From ruins to renewal: Bohol churches restored | Lifestyle.INQ

OCTOBER 27, 2022

Fr. Milan Ted Torralba

Five years after the 7.2-magnitude earthquake struck Bohol and neighboring provinces on Oct. 15, 2013, the National Museum of the Philippines (NMP) and National Historical Commission of the Philippines (NHCP) have restored many of the damaged churches and other historic structures.

All structures assigned to the NHCP are already restored while NMP is still reconstructing a handful, mostly churches.

“NHCP-supervised restoration work on Baclayon, Dauis, Tubigon and Loay are 100-percent complete,” Fr. Milan Ted Torralba, head of the Commission for the Cultural Heritage of the Church of the Diocese of Tagbilaran, told the Inquirer. “They were restored as if the earthquake did not occur. No scar is visible on the church fabric. The NHCP has also fully restored the Pamilacan island watchtower, a National Cultural Treasure.”

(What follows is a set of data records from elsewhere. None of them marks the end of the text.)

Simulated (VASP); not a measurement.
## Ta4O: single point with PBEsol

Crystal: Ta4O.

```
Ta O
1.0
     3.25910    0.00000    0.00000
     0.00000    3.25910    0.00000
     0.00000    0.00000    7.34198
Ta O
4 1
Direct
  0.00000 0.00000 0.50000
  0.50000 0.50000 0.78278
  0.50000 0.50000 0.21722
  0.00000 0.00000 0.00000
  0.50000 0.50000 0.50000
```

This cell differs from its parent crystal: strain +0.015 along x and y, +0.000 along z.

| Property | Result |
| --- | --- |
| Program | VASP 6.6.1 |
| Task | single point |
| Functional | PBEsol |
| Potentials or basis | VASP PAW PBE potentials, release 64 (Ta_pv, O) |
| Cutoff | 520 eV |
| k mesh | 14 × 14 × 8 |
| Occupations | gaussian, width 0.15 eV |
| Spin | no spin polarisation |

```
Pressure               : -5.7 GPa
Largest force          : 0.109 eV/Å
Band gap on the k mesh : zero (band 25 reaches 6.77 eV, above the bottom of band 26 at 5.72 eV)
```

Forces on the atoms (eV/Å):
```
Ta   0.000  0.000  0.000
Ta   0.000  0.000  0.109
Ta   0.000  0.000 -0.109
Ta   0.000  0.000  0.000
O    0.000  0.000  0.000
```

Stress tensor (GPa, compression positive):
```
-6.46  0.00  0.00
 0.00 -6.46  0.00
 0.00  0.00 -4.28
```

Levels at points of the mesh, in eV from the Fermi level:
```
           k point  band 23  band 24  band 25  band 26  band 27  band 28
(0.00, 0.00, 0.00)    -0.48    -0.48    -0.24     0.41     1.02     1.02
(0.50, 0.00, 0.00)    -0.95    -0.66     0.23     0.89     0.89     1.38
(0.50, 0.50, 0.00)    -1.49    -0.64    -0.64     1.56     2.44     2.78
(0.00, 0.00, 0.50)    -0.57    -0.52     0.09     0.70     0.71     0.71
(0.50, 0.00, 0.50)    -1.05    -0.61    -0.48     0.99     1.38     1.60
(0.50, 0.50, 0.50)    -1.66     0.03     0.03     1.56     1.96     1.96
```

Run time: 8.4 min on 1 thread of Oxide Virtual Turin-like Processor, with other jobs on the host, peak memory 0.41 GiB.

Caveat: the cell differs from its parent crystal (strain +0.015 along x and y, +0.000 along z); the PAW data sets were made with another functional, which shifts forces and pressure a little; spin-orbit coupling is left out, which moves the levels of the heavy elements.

Included in the Loay restoration is its Luis Francia ceiling paintings and the nearby Escuela delos Niños y Niñas and Casa Tribunal, and Dauis with its watchtower.

“The NMP has restored the watchtowers of Punta Cruz, Loay, Balilihan and Panglao, all National Cultural Treasures,” said Torralba.

Loay and Dauis structures were turned over to the Diocese of Tagbilaran and local communities in October 2017, while Baclayon was handed over to the diocese last February.

Loay’s escuela and tribunal buildings have been converted by the NHCP into the Museum of Boholano History and Heritage and Loay Conservation Laboratory.

Father Torralba said, “Parish churches were not the only items restored by the NMP and NHCP. Rectories (conventos) and all attendant ecclesiastical structures within the complex, including the open spaces, were also fully rehabilitated.”

Punta Cruz watchtower, Maribojoc

“The Tagbilaran diocese,” Father Torralba explained, “also has a keen interest in the restoration of the watchtowers, escuela, municipio, presidencia and Spanish colonial period stone bridges and other civil/public works infrastructures, because these were also constructed or caused to be built by the Jesuits (1596-1768) and Recollect friars (1768-1927), the Bohol clergy’s predecessors.”

In Cebu City, NHCP had completed the restoration of the damaged belfry of the Santo Niño Basilica as well as Magellan’s Cross in March 2016.

Panglao, Dimiao

NMP turned over to the Tagbilaran diocese the restored Panglao and Dimiao churches in February and August 2017; Alburquerque only last month.

Restored apse of Dauis Church

NMP also restored Loon’s Inang-angan stone stairway and the old Bohol Provincial Capitol Building in Tagbilaran, which is now the NM Bohol branch.

Those that suffered heavy damage or were ruined in the 2013 earthquake—the churches of Cortes, Maribojoc, Loon and Loboc—saw a delay in reconstruction due to structural and geological issues, NMP said.

All these ruined churches are undergoing reconstruction with Cortes targeted to be completed in November, Loboc in May 2019, and Maribojoc (with stone stairway) and Loon in August next year as well.

“The NHCP has delivered on its commitment to restore the damaged churches, in accord with the scope of work defined in the contract it entered into with the diocese,” said Father Torralba. “I can also say the same, though unofficially, for our neighboring diocese of Talibón. The Tagbilaran diocese, in accord with the contract, commits to cause the restoration of other portions not covered by the scope of work of the NHCP and NMP, and to abide by the maintenance schedule recommended by the cultural agencies.”

Maribojoc Church ruins

Bohol historian and former Bohol Arts, Culture and Heritage Council president Marianito Luspo was happy about the restorations.

“All things considered, it is not the mottled look of our churches that truly matters, rather it is the continuing faith of our people, in our persistence in carrying out our traditions, in our insistence on the continuity of worship,” he said.

“Now, with Loboc, Maribojoc and Loon [and Cortes] churches now undergoing reconstruction, we have reason to believe the patrimony we received from those who came before us will go on,” he added.


Father Torralba, who’s also executive secretary of the Permanent Commission for the Cultural Heritage of the Church of the Catholic Bishops Conference of the Philippines, commended the NHCP, NMP and National Commission for Culture and the Arts (NCCA).

Heritage as community work

“In my humble estimation, and I’m sure that of most Boholanos, the NMP, NHCP and NCCA have done their job, and have done their job well.”

He added that heritage work is a collaboration between the Church, the people and government.

“Heritage work in Bohol, with the assistance of the government, is the community work of all Boholanos, because heritage is us,” Father Torralba said. “If we want to progress, we must progress together. This is the experience of Bohol, our contribution to nation-building.”